Monday, Feb. 18, 1952

Texas All the Way

In Houston's gloomy old municipal auditorium one night last week, Texans plumped into their seats for a go at a favorite pastime: admiring the work of a native son. This time, the son was Composer and Folksong-Arranger (Home on the Range) David Wendel Fentress Guion, 56, a short (5 ft. 5 in.) sober-faced man with a pince-nez, who now lives in Pennsylvania. Guion's latest composition: a symphonic suite called Texas, commissioned for the Houston Symphony Society.

The society suggested Texas history as a theme, but Guion preferred to stick to folk patterns and impressions of Texas sights & sounds. Prairie Dusk, Part One of his 14-part suite, had more than just impressions; Composer Guion even worked in recordings of a Texas cricket singing, a mockingbird calling and a coyote howling. Among the other 13 parts were such plaintive songs as Buffalo Bayou Song and Wild Geese Over Palestine, Texas, an item entitled Ride, Cowboy, Ride!, with staccato hoofbeats, and for a climax, a low-down blues piece called High Steppin' Lula Belle May Ida Brown of Lyons Avenue Steps Out!

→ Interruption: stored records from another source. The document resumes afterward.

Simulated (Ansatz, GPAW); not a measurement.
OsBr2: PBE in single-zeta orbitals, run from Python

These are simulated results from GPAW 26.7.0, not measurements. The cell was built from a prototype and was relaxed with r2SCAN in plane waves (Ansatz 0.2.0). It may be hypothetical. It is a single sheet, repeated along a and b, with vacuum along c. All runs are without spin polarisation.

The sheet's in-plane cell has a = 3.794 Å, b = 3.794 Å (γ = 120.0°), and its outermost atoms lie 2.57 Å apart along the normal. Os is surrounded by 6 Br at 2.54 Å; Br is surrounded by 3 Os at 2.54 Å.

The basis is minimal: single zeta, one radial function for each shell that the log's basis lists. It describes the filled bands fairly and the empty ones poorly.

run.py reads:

Conductor Efrem Kurtz, his Houston Symphony and two vocalists gave the suite the full ten-gallon-hat treatment. If it seemed a bit long (50 minutes) and repetitive, few in the audience minded much; it was Texas spirit all the way. Composer Guion, who attended the performance with the symphony society's President Ima Hogg,* stood up to receive an ovation with Kurtz & Co.

Composer Guion hopes that out-of-state audiences will want to hear Texas too. "Folk music is folk music, wherever it is, and people love it." But the most enthusiastic audiences will be those between El Paso and Nacogdoches.